### **Documentation for the `Cross_bbl_sheet_construction.py`**

**Three core functions that help us obtain our curves from barchart**

* `parse_barchart_symbols` (line 29)
* `fetch_barchart_prices` (line 72)
* `clean_and_format_df` (line 115)

---
### Function: `parse_barchart_symbols`  *(line 29)*

**Purpose**  
Generates the list of futures tickers (symbols) that correspond to the exact flat price futures we want to scrape from **barchart.com**.

- Takes the base ticker (e.g. `"RB"` for RBOB gasoline).
- Appends the month code + 2-digit year → `"RBQ25"` (Aug ’25 RBOB contract).
- Produces a full forward list of symbols (e.g. `["RBQ25", "RBU25", ..., "RBZ27"]`).

**Parameters**
- `base_code` (str): Futures root ticker (e.g. `"RB"`, `"IIH"`, `"JSE"`).
- `start_year` (int, optional): Defaults to current year.
- `end_year` (int, optional): Defaults to 24 months forward.
- `start_month` (str, optional): Month code to begin from (defaults to current month).

**Returns**
- `list[str]`: Ordered list of symbols to feed into scraping (used in `fetch_barchart_prices`).

**Notes**
- Uses `month_map` dictionary to translate between month codes and calendar months.
- Skips months *before* `start_month` if in the `start_year`.
- Does not validate if the symbol actually exists on exchange — that happens later.

---
### Function: `fetch_barchart_prices`  *(line 72)*

**Purpose**  
Takes the list of symbols generated by `parse_barchart_symbols` and scrapes the **last traded/settlement price** for each from **barchart.com**.
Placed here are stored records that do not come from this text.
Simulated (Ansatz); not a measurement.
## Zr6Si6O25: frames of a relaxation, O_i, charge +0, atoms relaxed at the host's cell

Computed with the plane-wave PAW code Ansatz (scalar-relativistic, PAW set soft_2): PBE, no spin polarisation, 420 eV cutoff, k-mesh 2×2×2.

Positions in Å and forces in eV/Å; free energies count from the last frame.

- Builds the URL for each symbol (`https://www.barchart.com/futures/quotes/{symbol}/overview`).
- Uses **`requests`** to fetch the HTML, and **BeautifulSoup** to parse the page.
- *(Tip: you can open up your browser’s developer tools → Inspect → to see where the `data-ng-init` JSON lives on the page)*.
- Looks inside `<div class="symbol-header-info">` → finds the `data-ng-init` attribute (contains JSON).
- Extracts the `"lastPrice"` field, cleans it, and stores it in a DataFrame.

**Parameters**
- `symbols` (list[str]): List of symbols (from `parse_barchart_symbols`).
- `base_url` (str, optional): URL template, defaults to `https://www.barchart.com/futures/quotes/{}/overview`.

**Returns**
- `pd.DataFrame` with:
  - `symbol` → the contract ticker (`RBQ25`, `IIHU25`, etc.).
  - `last_price` → latest available flat price *(usually the previous day’s exchange settlement)*.

**Notes**
- Skips over symbols where no price is found (`None`, `"N/A"`, `"-"`).
- Robust to site hiccups — failures are caught and the loop continues.
- Critical dependency: **BeautifulSoup** (`bs4`) for parsing the HTML.

---
### Function: `clean_and_format_df`  *(line 115)*

**Purpose**  
Takes the raw data from `fetch_barchart_prices` and tidies it into a clean table with `month`, `year`, and a clearly named price column.  
This makes the data easier to read, sort, and merge with other curves.

**Inputs**
- `df_raw` *(DataFrame)*: Must have `symbol` and `last_price`.
- `label` *(str)*: Name to give the price column (e.g. `"0.5-Sing flat ($/kt)"`).

**Outputs**
- A DataFrame with:
  - `month` (e.g. `Aug`)  
  - `year` (e.g. `2025`)  
  - your chosen price column

**Steps**
1. Works out how many letters the base ticker has (2 if it starts with `RB`, else 3).  
2. Pulls out the month code and maps it to a month name (`F → Jan`, `Q → Aug`, etc.).  
3. Pulls out the year (last two digits of the symbol) and converts it to a full year (e.g. `25 → 2025`).  
4. Renames `last_price` to the label you gave, sorts the rows by date, and returns the result.

**Notes**
- Any rows with bad month codes are dropped.  
- If you add new tickers with different lengths, you may need to adjust the rule for base length.

---
### Grouping the benchmarks across the barrel

Before applying the three helper functions to pull the flat price data, it’s useful to explain how the code is organised.  
The benchmarks are grouped roughly by density (heavier → lighter) along the crude barrel, with line references from the script:

**1. Fuel oils (most dense group) – *lines 143 to 161***  
- 0.5% Singapore (IIH)  
- 0.5% Barges (IID)  
- 380cst Singapore (JSE)  
- 3.5% ARA Barges (JUV)  
- *180cst Singapore is missing from Barchart – if it ever appears it would be a valuable addition.*  

> Barchart also provides the 3.5% barge crack (refinery margin).  
> We combine this with the flat price to derive an **implied Brent swap curve** (covered later in *lines 185–196*).  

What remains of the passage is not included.